After watching the most arresting weekend of football ever, the Dallas Cowboys and Jerry Jones need to acknowledge among themselves, out of earshot of a cellphone camera, they do have a serious issue at quarterback.
Dak Prescott is good, and that's the problem.
The new standard for NFL quarterbacks doesn't have any room for good.
Not when the standard is set by Tom Brady, Aaron Rodgers, and now Patrick Mahomes, Josh Allen, Joe Burrow, and a few others.
The game has always been, and will always be, about the quarterback, but the way the game is called, and the way the rules are structured, either Dak improves, or his supporting cast can't miss.
The NFL game is now more 1-on-11 friendly than ever before, which is great when your quarterback is Patrick Mahomes. Or Josh Allen. Or Kyler Murray.
Dak is good, and not quite good enough to beat a team 1-on-11.
The way the 2021 NFL season played out proved that former Cowboys coach, and current NFL Fox analyst Jimmy Johnson, nailed it when he assessed Prescott.
"He can win you a championship, if you've got really great players around him," Jimmy said earlier this season on an appearance with Fox sports radio personality Colin Cowherd.
The Cowboys thought they had just that this season. The defense was one of the best in the NFL. The offense had top skill players surrounding Dak.
All of this is why Jerry Jones said he is so mad about how the season ended, in flames in the wildcard round against the San Francisco 49ers.
The Cowboys thought they had the complete team.
Also, Jimmy's assessment makes Dak no different than most good quarterbacks. It doesn't even make him different from a handful of other Super Bowl-winning, and Hall of Fame, passers.
Looking at you, Terry Bradshaw.
The eyeball test says Dak Prescott is better than San Francisco's Jimmy Garoppolo, who in his five career postseason games has two touchdown passes with five interceptions.
Also, Jimmy G is 4-1 in the playoffs.
Also, Jimmy G is in his second career NFC title game, and had a three-point lead with 5 minutes remaining in Super Bowl LIV against Kansas City.
Jimmy G's problem was Patrick Mahomes.
After six NFL seasons and 85 career starts, the Cowboys cannot be dumb enough to believe Dak is any version of Patrick Mahomes.
(Check that. It's the Cowboys. "Dumb enough" can never be excluded from the conversation.)

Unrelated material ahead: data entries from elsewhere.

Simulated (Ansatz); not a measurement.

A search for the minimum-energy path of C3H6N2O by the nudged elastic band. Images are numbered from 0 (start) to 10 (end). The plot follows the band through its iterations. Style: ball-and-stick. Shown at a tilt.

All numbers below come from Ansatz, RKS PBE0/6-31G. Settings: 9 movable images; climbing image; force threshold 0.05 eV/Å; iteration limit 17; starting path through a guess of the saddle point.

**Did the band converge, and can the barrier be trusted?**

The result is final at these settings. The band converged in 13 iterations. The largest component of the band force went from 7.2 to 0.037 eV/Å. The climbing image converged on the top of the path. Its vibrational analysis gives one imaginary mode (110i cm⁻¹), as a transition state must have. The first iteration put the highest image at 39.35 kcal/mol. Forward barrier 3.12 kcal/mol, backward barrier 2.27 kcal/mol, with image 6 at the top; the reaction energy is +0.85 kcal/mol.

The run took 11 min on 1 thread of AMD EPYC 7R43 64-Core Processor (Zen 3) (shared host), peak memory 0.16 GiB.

Dak Prescott is just another Tony Romo
When evaluating the list of NFL quarterbacks, Dak is not that much different than Tony Romo during the prime of his career. Romo was never in first class, nor was he in steerage, nor in coach.
Dak, like Romo, is somewhere in business class; he's close enough to see around the closed curtain where Mahomes, Allen and the rest sip champagne sitting in their fully reclined seats watching all of the first-run movies on a high-def' flat screen while eating a bone-in rib eye.
The confounding element is Dak's first six weeks of this season, when he was one of the best players in the NFL.
Something went sideways on that game-winning pass at New England, when he suffered that calf injury. He was not the same when he returned, in Week 9, and neither were the Cowboys.
The Cowboys gave Dak that extension because they believe in him. He is going to be their starting quarterback for a while.
His contract expires after the 2024 season. Barring a Greek tragedy, he will sign another contract, too. For more than $40 million a year.
Since Romo became the starting quarterback in 2006, the Cowboys have had one of the better quarterbacks in the NFL, but not one of the best.
The standard is the standard, and it has been set by Tom Brady, Peyton Manning, Aaron Rodgers, and now Patrick Mahomes, Josh Allen and Joe Burrow.
There is nothing to suggest that Dak, as good as he is, has the ability of those players.
And that's the problem for the Dallas Cowboys.